Maximum likelihood estimation in SAS/IML


A popular use of SAS/IML software is to optimize functions of several variables. One statistical application of optimization is estimating parameters that optimize the maximum likelihood function. This post gives a simple example for maximum likelihood estimation (MLE): fitting a parametric density estimate to data.

Which density curve fits the data?

If you plot a histogram for the SepalWidth variable in the famous Fisher's iris data, the data look normally distributed. The normal distribution has two parameters: μ is the mean and σ is the standard deviation. For each possible choice of (μ, σ), you can ask the question, "If the true population is N(μ, σ), how likely is it that I would get the SepalWidth sample?" Maximum likelihood estimation is a technique that enables you to estimate the "most likely" parameters. This is commonly referred to as fitting a parametric density estimate to data.

Visually, you can think of overlaying a bunch of normal curves on the histogram and choosing the parameters for the best-fitting curve. For example, the following graph shows four normal curves overlaid on the histogram of the SepalWidth variable:

proc sgplot data=Sashelp.Iris;
histogram SepalWidth;
density SepalWidth / type=normal(mu=35 sigma=5.5);
density SepalWidth / type=normal(mu=32.6 sigma=4.2);
density SepalWidth / type=normal(mu=30.1 sigma=3.8);
density SepalWidth / type=normal(mu=30.5 sigma=4.3);

It is clear that the first curve, N(35, 5.5), does not fit the data as well as the other three. The second curve, N(32.6, 4.2), fits a little better, but mu=32.6 seems too large. The remaining curves fit the data better, but it is hard to determine which is the best fit. If I had to guess, I'd choose the brown curve, N(30.5, 4.3), as the best fit among the four.

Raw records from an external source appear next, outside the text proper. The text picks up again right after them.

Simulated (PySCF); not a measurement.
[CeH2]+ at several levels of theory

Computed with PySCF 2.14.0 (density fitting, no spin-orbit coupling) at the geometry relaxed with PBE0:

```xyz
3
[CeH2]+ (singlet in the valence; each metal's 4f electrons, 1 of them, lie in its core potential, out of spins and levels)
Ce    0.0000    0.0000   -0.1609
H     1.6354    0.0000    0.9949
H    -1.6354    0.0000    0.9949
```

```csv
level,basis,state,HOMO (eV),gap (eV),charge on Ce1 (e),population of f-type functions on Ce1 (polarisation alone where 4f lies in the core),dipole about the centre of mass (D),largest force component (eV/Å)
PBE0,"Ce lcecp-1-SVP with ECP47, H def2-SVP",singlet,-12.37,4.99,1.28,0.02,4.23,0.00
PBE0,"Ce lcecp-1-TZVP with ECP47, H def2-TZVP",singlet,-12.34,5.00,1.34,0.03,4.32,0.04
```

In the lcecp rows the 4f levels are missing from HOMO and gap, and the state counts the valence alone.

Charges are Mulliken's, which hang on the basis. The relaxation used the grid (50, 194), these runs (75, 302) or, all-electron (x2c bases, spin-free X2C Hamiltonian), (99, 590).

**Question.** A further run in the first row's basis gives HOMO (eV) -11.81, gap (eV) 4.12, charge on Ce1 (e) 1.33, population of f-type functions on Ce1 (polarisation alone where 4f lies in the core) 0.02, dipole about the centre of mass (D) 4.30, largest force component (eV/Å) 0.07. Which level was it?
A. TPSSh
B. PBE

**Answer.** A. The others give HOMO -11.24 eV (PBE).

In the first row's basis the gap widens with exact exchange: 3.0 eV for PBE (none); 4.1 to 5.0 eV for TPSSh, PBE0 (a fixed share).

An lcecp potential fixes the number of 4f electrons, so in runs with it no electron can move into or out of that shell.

The method of maximum likelihood provides an algorithm for choosing the best set of parameters: choose the parameters that maximize the likelihood function for the data. Parameters that maximize the log-likelihood also maximize the likelihood function (because the log function is monotone increasing), and it turns out that the log-likelihood is easier to work with. (For the normal distribution, you can explicitly solve the likelihood equations for the normal distribution. This provides an analytical solution against which to check the numerical solution.)

The likelihood and log-likelihood functions

The UNIVARIATE procedure uses maximum likelihood estimation to fit parametric distributions to data. The UNIVARIATE procedure supports fitting about a dozen common distributions, but you can use SAS/IML software to fit any parametric density to data. There are three steps:

  1. Write a SAS/IML module that computes the log-likelihood function. Optionally, since many numerical optimization techniques use derivative information, you can provide a module for the gradient of the log-likelihood function. If you do not supply a gradient module, SAS/IML software automatically uses finite differences to approximate the derivatives.
  2. Set up any constraints for the parameters. For example, the scale parameters for many distributions are restricted to be positive values.
  3. Call one of the SAS/IML nonlinear optimization routines. For this example, I call the NLPNRA subroutine, which uses a Newton-Raphson algorithm to optimize the log-likelihood.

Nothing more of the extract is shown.